Netflix

Netflix [Oct. 18th, 2006|01:16 pm]
Arvind Narayanan
[Tags|, , ]

There's something magical about spying via Netflix. Unlike the fantasy worlds of MySpace and the blogs, it's less a social platform than a practical tool, so the data is exceptionally pure. Netflix allows our tastes to flourish in their full, omnivorous, complex human glory, free of shameful image-management and the high/low divide. Earnest Goes to Camp consorts freely with Citizen Kane. It's like a self-portrait in movie titles: Nowhere else is cultural desire so nakedly on display.
-- Sam Anderson, Slate.

And now you can spy via Netflix too., a.k.a How To Break Anonymity of the Netflix Prize Dataset.

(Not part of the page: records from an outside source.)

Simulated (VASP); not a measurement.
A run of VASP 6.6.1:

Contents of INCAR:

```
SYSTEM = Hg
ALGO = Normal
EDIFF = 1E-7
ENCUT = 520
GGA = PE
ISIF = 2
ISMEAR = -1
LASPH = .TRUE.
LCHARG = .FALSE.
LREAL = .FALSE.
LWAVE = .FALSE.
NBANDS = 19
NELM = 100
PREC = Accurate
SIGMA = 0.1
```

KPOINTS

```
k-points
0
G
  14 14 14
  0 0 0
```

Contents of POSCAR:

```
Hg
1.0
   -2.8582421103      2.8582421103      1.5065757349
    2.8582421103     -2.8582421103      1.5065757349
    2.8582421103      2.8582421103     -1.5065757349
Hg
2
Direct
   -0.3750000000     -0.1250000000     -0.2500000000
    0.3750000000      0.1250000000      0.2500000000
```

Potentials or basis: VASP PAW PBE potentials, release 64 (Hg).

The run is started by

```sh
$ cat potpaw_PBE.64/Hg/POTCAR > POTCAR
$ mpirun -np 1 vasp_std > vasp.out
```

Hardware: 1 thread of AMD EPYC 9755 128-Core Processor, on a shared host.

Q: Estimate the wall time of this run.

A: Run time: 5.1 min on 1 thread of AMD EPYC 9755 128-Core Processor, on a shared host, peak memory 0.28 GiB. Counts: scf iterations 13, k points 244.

Things are quite murky right now. They're going to get murkier before they can get clearer though. Watch this space for updates.

[User Picture]From: floopilot
2006-10-18 08:25 pm (UTC)
Very interesting.
And I must say, very speedy research - you churned this out from the time the data was released to now??
[User Picture]From: arvindn
2006-10-18 09:23 pm (UTC)
It's worse -- I started thinking about it only when I read the slashdot story about someone improving Cinematch, which was last Monday. I started looking at the data the day after that, and we uploaded the paper yesterday. So exactly one week!

It's been hell. We constantly felt we were going to get beaten to it, so I worked essentially round the clock, keeping myself awake with coffee. Yesterday at one point I was so stressed out I started randomly yelling at someone. Today I woke up at 1pm :) The feeling of relief is great.

Vitaly was awesome. He has about ten threads of research going on at any one point, but he managed to shove everything around in order to work on this.

[User Picture]From: ephermata
2006-10-18 08:43 pm (UTC)
Great stuff. Thanks for posting it.
From: (Anonymous)
2006-10-18 09:11 pm (UTC)
Thanks. It is a very preliminary draft, so if you have any comments I'd love to hear them.
[User Picture]From: arvindn
2006-10-18 09:16 pm (UTC)
Sorry, that was me above.
From: (Anonymous)
2006-10-19 04:03 am (UTC)
One information you say could easily disclose the user if you somehow have access to few(6 i think) of his ratings for movies not in top 100(500) rated movies.
What fraction of the users even have something like 50 movies rated from this set?
[User Picture]From: arvindn
2006-10-19 05:19 am (UTC)
Off the top of my head, a random movie rated by a random customer has a probability of well over 50% of being outside the top 500.

Thanks for pointing that out, we'll put the stats on this into the paper.